Though it is still debated, there is a growing scholarly consensus that this egalitarianism was central to the message of Jesus and the primitive Church. Galatians 3:28 was probably a baptismal formula. Candidates came out of the water to be told:
There is no longer Jew or Greek, there is no longer slave or free, there is no longer male and female; for all of you are one in Christ Jesus.
Economic and gender equality went together. As the newly baptised went home to an authoritarian father, conflict was inevitable. It is not surprising that so many New Testament texts offer advice about how to handle it.
Injustice and sexual oppression
Thus rejecting sex was one element of the early Christian rejection of unjust, oppressive power structures. Christians developed alternative, egalitarian communities to challenge the oppressive patriarchy of the time.
Governments rarely approve of equality. When Christianity became the cult of the Empire, things had to change. The young Basil of Caesarea had looked to a monk, Eustathius of Sebaste, as his spiritual guide. Later their views diverged. At the Council of Gangrae, the bishops
claimed that the disciples of Eustathius had endangered the institutions of slavery and of private wealth, and had denied the subjection of women. They were accused of expunging all social distinctions beneath a common dress… women and slaves would appear dressed alike, their social status and their sex obliterated by a common dress. They also claimed that wealth was to be renounced en bloc and redistributed at once “among the saints”. Women gained heir equality by shaving their heads. With the removal of the “natural veil” of long hair, so the bishops claimed, women were encouraged to throw off the sign “which God gave to every woman as a reminder of her subjection, thus annulling, as it were, the ordinance of subjection.”
Perhaps inevitably, the imperial Church abandoned its earlier radicalism.

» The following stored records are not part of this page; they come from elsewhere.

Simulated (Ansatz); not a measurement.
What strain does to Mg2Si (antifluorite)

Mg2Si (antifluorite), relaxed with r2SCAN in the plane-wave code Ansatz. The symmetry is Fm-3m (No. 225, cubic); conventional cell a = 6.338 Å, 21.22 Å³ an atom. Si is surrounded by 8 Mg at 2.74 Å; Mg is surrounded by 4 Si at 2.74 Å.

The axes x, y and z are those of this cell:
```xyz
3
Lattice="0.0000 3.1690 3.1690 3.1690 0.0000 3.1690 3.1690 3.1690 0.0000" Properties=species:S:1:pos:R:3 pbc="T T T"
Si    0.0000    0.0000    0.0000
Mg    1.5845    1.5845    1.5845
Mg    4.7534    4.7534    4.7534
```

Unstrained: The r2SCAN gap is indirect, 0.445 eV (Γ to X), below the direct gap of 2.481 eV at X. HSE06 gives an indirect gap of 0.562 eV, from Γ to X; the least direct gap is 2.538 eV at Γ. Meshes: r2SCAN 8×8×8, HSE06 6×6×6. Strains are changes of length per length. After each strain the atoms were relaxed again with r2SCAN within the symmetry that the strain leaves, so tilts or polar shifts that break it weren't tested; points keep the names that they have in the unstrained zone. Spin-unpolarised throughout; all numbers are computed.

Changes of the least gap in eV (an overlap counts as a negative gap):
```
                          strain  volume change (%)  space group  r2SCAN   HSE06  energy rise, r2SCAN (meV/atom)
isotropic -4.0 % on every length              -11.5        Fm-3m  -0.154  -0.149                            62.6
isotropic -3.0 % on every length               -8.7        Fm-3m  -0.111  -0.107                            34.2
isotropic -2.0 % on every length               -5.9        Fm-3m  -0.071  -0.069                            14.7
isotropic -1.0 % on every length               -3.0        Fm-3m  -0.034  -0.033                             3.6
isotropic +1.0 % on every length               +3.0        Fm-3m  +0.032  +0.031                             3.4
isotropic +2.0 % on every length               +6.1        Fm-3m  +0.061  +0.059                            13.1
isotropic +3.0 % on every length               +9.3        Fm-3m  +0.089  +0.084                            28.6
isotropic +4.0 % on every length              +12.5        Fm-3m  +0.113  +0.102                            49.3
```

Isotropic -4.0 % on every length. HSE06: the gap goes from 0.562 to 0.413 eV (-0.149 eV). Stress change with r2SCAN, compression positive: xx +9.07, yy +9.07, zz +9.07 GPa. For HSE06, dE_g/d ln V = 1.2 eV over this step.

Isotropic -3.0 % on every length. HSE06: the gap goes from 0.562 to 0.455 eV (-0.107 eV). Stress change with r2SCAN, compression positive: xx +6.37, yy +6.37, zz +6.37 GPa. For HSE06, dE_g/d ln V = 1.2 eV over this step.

Thus sexual renunciation was, for early Christians, part of a wider rejection of oppression. God, they believed, had so designed the world that everybody should find life a blessing. When it wasn’t, there was injustice. Repudiating Roman injustice meant, among other things, repudiating marriage.
Later the egalitarianism was suppressed, though it occasionally gets rediscovered. For my generation of heterosexuals, reliable contraception was good news. We would use it, but many of us – not just Roman Catholics – would still feel guilty about it. One way to cope with feelings of guilt is to demonise some other group. My generation of heterosexuals converted their guilt feelings into campaigns against gays.
Perhaps the late antique Church’s emphasis on sexual renunciation became, in a similar way, another displacement activity. For governments, praising celibacy is easier than praising econonomic equality.
I don’t know what ‘Living in Love and Faith’ will come up with, but I’m not expecting a breakthrough. To make progress, those of us who long for change must be realistic about the nature of the change we seek.
We will not find true healing until we stop wanting to demonise anyone. Christianity still needs to be more positive about sex, in all its varieties, as a generous gift from God. The things we need to avoid are power structures that oppress, whether or not they involve sex.
6. There has been some debate about this. M K Hopkins argued from the evidence (chiefly epitaphs) that most girls married between the ages of 12 and 15, though some married at 10 or 11, while the first period was typically at the age of 13 (‘The Age of Roman Girls at Marriage’, Population Studies 18(3), March 1965). Brent Shaw, on re-examining the evidence, judged that the later teens were more likely to be the normal age. (Shaw, Brent D, ‘The Age of Roman Girls at Marriage: Some Reconsiderations’, The Journal of Roman Studies 77, 1987). However, Shaw reached this judgement by treating the Christian evidence as typical of pagans in the lower social classes. Shaw seems to have been unaware of the distinctive attitudes of Christians.